Tuesday, October 23, 2007

Men In Tights

I've been in the mood for a little escapist fiction of late. I'm not much of a beach goer (hello, have you seen my flourescent lily white legs?) but it is sort of a premature Summer here, and any kind of Summer means Beach Reading to me. Light. Engaging but not taxing.

My very own gay superhero Michael recently read, and subsequently kind of harshed on, "Hero" by Perry Moore. I was intrigued. I hadn't heard anything about this book, but the teen gay superhero plot piqued my interest. Much like the movie "Mystery Men", the film is set in an alternate modern day where "heroes", people with superpowers of varying degress of effectiveness and eccentricity, are the norm (even if only a small percentage of the population).



I enjoyed it. It's not great, but it filled the bill for something entertaining and diverting. It definately falls into 'young adult fiction' territory, and it is true that the author does kind of broadcast the big reveal a bit (and very early). However, I like what Moore (who has previously been best known as executive producer of "Narnia: The Lion, The Witch & The Wardrobe" and the upcoming "Prince Caspian" movies) has tried to do with creating a teen gay superhero.

According to an interview on his website, he was reacting in part to the poor treatment of gay and lesbian characters in comics, especially the murder of gay superhero Northstar by one of Marvel's other hero characters, Wolverine. As he says:
"In the very popular superhero team The X-Men, the first and most prominent gay hero in the Marvel Comics universe, Northstar, was viciously killed by Wolverine—the star of the team, the star of the film. You see Wolverine's image on kids' lunch boxes; you see children dress up as him for Halloween. And he slaughtered the X-Men's token gay hero. I found this to be disturbing, to say the least. In all my years of reading X-Men, I have never known Wolverine to kill another hero. And yet, there he was, skewering Marvel Comic's most prominent gay hero through the heart with his adamantium claws. I thought this revealed a very ugly side of the people and publishers who make comic books, and not necessarily what the fans want."
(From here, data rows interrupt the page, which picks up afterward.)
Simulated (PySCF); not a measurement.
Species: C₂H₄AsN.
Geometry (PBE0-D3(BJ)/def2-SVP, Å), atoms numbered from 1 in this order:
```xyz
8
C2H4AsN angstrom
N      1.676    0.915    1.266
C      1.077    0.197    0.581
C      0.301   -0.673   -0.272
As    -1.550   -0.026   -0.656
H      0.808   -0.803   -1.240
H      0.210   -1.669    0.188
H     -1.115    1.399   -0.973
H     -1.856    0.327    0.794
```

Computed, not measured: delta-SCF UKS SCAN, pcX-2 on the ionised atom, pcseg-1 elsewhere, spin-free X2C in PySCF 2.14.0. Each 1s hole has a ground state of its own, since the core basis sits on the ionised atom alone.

Moore also has chronicled, and given his opinions on, the history of poor treatment of gay and lesbian characters in comics here.

So, bravo for attempting to create an alternative. The novel is a bit campy in tone, similar in a way to "Mystery Men". The villians are certainy campy. Moore gets huge snaps from me for calling one of the female villians with laser beam eyesight Transvision Vamp! I do so love a good pop culture shout-out. The main character's coming out story is handled fairly well, with some sensitivity and more seriousness. I think it works fairly well, quibbles about the author broadcasting main plot points aside.

According to Moore's website a sequel to "Hero" is already in the works, and discussions are underway about a possible movie adaptation. He's also working on a young adult novel about werewolves, and has just written and a directed a feature film "Lake City". Busy boy.

Oh, and kind of cute too!



7 comments:

mrpeenee said...

thanks for the recommendation

Michael said...

I'm glad I was, in some obtuse way, responsible for your pleasure.

You liked it. I hated it. That's what makes the world go 'round!

yani said...

They killed off Northstar? But... It... He... They...

Oh Bollocks!

He was all gay and French Canadian and looked good in a speedo and had pointy ears...

Well bugger you Marvel comics... Bugger you to hell and back!

The Other Andrew said...

I don't really read comics, but I remember the buzz about Northstar when he was first introduced. Shame, shame, Marvel.

John C said...

Oh, not heard of this. I'm unfortunately jaded these days by my professional contact with the comics world but things are a lot better than they used to be although fanboy homophobia still abounds. Or, the US comic book world is better than it was, since US comics are actually a genre of the comics artform, as my good friend Eddie Campbell (who now lives in Brisbane) never tires of pointing out.

There's a nice list of gay characters in the American books here:

http://www.gayleague.com/gay/characters/index.php

yani said...

Yeah, I tried to track down the comic he came out in a little while after it was released and you couldn't find it for love nor money (well... probably just the love, I'm sure given enough money)...

And as John pointed out with that list, there are always more gay American comic book characters than you would imagine... although they're not always explicitly out.

The Other Andrew said...

Did you have a look at the list Moore wrote on his website? I was surprised at how many gay & lesbian characters have cropped up in comics. There are some very sticky ends they came to also, but I guess the superhero genre specialises in sticky ends.